The path to HOUSE began with the shifting terrain of the 1970s Japanese film industry. As television became a dominant medium and foreign blockbusters captured global audiences, major studios like the Toho Company faced an identity crisis. Their traditional formulas were no longer drawing viewers. In a move that echoed the very same impulses that had sparked the Japanese New Wave in the late 1950s, Toho sought to revitalize its offerings by taking a risk on unconventional talent. Instead of relying on established directors, the studio looked outward for innovation and experimentation that might re-energize the domestic market.
They found their unlikely candidate in Nobuhiko Obayashi, a prolific director of television commercials known for his frenetic editing, pop-art sensibilities, and experimental shorts. Toho tasked him with conceptualizing a horror film that could rival the success of Steven Spielberg's JAWS. True to the very same outward-looking philosophy that had led Toho to him in the first place, Obayashi turned to an unexpected collaborator: his eleven-year-old daughter, Chigumi. Her childhood fears, including pianos that bite, mirrors that consume, houses that hunger, and of course, watermelons, became the raw material for the project. Obayashi and screenwriter Chiho Katsura shaped these ideas into a screenplay that Toho vice-president Isao Matsuoka approved after only three hours of deliberation.
With this freedom, Obayashi infused HOUSE with the full range of his influences: the eerie compositional traditions of Japanese folklore as seen in films like Masaki Kobayashi's Kwaidan; the playful fragmentation and bright pop-art palettes of the French New Wave; and the experimental editing techniques he had honed in advertising. The result is a film that appears chaotic on the surface but is, in fact, a concentrated expression of Obayashi’s lifelong love for cinema.
Understanding this historical and personal context transforms HOUSE from a curious cult oddity into a vivid vignette of a filmmaker and an industry searching for new cinematic possibilities. It stands not merely as a horror-comedy but as a manifesto of what cinema can be when unbound by convention.

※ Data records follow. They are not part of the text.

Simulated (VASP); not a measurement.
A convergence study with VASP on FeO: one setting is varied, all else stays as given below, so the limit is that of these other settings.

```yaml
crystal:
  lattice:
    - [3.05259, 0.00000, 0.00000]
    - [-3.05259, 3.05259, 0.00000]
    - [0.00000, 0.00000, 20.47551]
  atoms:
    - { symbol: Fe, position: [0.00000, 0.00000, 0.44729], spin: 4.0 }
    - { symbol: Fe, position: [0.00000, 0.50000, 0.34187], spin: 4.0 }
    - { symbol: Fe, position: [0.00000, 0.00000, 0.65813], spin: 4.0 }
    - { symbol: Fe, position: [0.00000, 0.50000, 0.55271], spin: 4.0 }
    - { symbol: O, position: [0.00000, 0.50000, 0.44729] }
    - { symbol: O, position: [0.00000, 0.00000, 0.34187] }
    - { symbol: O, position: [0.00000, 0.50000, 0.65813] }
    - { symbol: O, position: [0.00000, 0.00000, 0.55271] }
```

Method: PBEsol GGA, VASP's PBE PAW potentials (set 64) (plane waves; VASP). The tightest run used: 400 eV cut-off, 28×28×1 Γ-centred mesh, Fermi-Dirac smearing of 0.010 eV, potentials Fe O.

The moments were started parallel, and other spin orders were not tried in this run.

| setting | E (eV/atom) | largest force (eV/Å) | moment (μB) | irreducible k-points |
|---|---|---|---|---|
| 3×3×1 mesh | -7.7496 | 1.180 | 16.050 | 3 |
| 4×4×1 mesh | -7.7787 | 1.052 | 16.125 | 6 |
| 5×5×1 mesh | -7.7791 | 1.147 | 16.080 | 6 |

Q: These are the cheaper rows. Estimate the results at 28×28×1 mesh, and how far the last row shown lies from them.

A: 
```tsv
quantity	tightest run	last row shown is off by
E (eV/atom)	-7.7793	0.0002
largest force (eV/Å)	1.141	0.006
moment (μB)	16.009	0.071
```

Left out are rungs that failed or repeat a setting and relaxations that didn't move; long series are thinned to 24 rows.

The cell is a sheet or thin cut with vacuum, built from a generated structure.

The Heritage of Kwaidan and Japanese Folklore
To understand the visual imagination behind House, it is essential to examine how the film draws from both traditional Japanese folklore and earlier cinematic interpretations of the supernatural. The term kwaidan (怪談) refers to classical tales of haunting spirits and ghostly visitations, a body of storytelling that has shaped Japanese conceptions of the uncanny for centuries. Director Masaki Kobayashi brought several of these narratives to the screen in Kwaidan (1964), a film that stands as one of the most influential treatments of supernatural folklore in Japanese cinema. Although Kwaidan and HOUSE differ radically in tempo, their visual strategies reveal notable points of connection. Kobayashi’s film is distinguished by its elaborate hand-crafted sets and its highly stylized presentation of the eerie and otherworldly. These techniques created a visual vocabulary for cinematic ghost stories that Obayashi later reworked, intensified, and adapted to his own distinct sensibility.
The Woman of the Snow, Kwaidan (1964)
The Woman of the Snow, Kwaidan (1964)
Both films use color as a tool for emotional distortion rather than realism. Kwaidan presents skies painted in unnatural hues, with swirling clouds of red, blue, or purple, and vibrantly saturated scenes that suggest a world governed by psychological rather than physical logic. In HOUSE, scenes display similar chromatic intensity, shifting suddenly between colors in ways that destabilize the viewer’s sense of place and mood. The comparison reveals a shared trust in heightened artifice as a way to access the supernatural.
HOUSE (1977)
Specific visual motifs also echo across both films. Kwaidan features turbulent water tinted with blood, oversized disembodied eyes that hover with quiet menace, and terrifying spiritual reflections. HOUSE reinterprets each of these images with greater speed and intensity.
Above: Hoichi the Earless, Kwaidan (1964)
Below: HOUSE (1977)
Above: The Woman of the Snow, Kwaidan (1964)
Below: HOUSE (1977)
Above: In a Cup of Tea, Kwaidan (1964)
Below: HOUSE (1977)
Watermelon as it appears in Hoichi the Earless, Kwaidan (1964).
Watermelon in HOUSE (1977).
Even HOUSE's strange fixation on watermelon bears uncanny resemblance to shots from Kwaidan, further revealing a thread of direct visual inspiration and homage.
These visual correspondences also tie directly to older Japanese folklore. Tales of yōkai (apparations) often describe body parts that act independently and spirits that inhabit household objects.
A nukekubi yōkai as it appears in Bakemono no e (化物之繪, "Illustrations of Supernatural Creatures"), a form of kwaidan monster whose detached head is able to fly around.
Mac's disembodied head attacks Fantasy in HOUSE (1977).
By drawing from the from the deeper reservoir of folkloric imagery and the painterly language of Kwaidan, Obayashi formed a vivid visual vocabulary that defines the distinctive look of HOUSE while still acknowledging the traditions that informed it.
Tsukumogami as illustrated in Shinpan bakemono zukushi (新板化物つくし, "A New Collection of Monsters"), a term used for tools or objects that are said to have acquired spirit.
Melody is eaten by a possessed piano in HOUSE (1977).